Troubleshooting Authentication Issues with registry.redhat.io

Updated -

Red Hat-supported container images are moving from the existing Red Hat Registry (registry.access.redhat.com) to a new one (registry.redhat.io). With that move will come a change in the authentication needed to pull those container images. This article describes how to troubleshoot authentication issues.

Testing Authentication

Testing basic user authentication can be accomplished with the following command:

curl -Lv -u <username>:<password> "https://sso.redhat.com/auth/realms/rhcc/protocol/redhat-docker-v2/auth?service=docker-registry&client_id=curl&scope=repository:rhel:pull"

where <username> and <password> are the credentials you would normally use to log into the Red Hat Customer Portal. The <password> can be omitted, and curl will prompt for it interactively.

Testing basic auth with a user created token can be accomplished with the following command:

# curl -u $TOKENID:$SECRET "https://sso.redhat.com/auth/realms/rhcc/protocol/redhat-docker-v2/auth?service=docker-registry&client_id=curl&scope=repository:rhel:pull"

where

  • $TOKENID is a shell variable that contains the token name shown in the token management interface on the Customer Portal. This will be in the form of <account_number>|<name>. The <account_number> is your Red Hat Account number, and <name> is the name you gave to the token.
  • $SECRET is a shell variable that contains the very long token value

A successful authentication attempt will result in HTTP 200 OK and a JSON object like the following:

{"token":"<access_token>","access_token":"<access_token>","expires_in":300,"issued_at":"2018-08-13T21:28:03Z"}

where <access_token> is a very long access token value.

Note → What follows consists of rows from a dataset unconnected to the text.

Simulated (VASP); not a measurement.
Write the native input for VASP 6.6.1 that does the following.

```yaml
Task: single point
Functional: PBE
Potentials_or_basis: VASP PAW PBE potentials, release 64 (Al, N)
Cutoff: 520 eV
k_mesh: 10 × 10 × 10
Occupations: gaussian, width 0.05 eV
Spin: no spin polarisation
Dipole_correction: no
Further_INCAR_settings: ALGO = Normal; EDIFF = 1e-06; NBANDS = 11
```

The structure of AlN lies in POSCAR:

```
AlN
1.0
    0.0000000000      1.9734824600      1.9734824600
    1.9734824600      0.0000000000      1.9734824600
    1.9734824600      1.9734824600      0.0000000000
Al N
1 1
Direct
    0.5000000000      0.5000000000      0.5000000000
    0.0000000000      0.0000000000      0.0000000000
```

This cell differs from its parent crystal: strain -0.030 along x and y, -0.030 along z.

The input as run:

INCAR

The following HTTP 401 Unauthorized error indicates that you may be attempting to use the wrong credentials to log in to the registry:

{"errors":[{"code":"UNAUTHORIZED","message":"Invalid username or password","detail":[{"type":"repository","name":"rhel","actions":["pull"]}]}]}

If using user credentials please ensure they are correct by attempting a new login to the Red Hat Customer Portal. If using a token please ensure that the correct ID and token value is being set. The secret value may not be entered correctly if you try to paste it into curl's interactive password prompt. Errors or responses other than 200 OK and 401 Unauthorized could indicate a network issue, such as a firewall, proxy, or other general network connectivity problems.

Proxies / Firewalls

Some systems may require or may already be configured to utilize a web (HTTP/HTTPS) proxy to access the Internet.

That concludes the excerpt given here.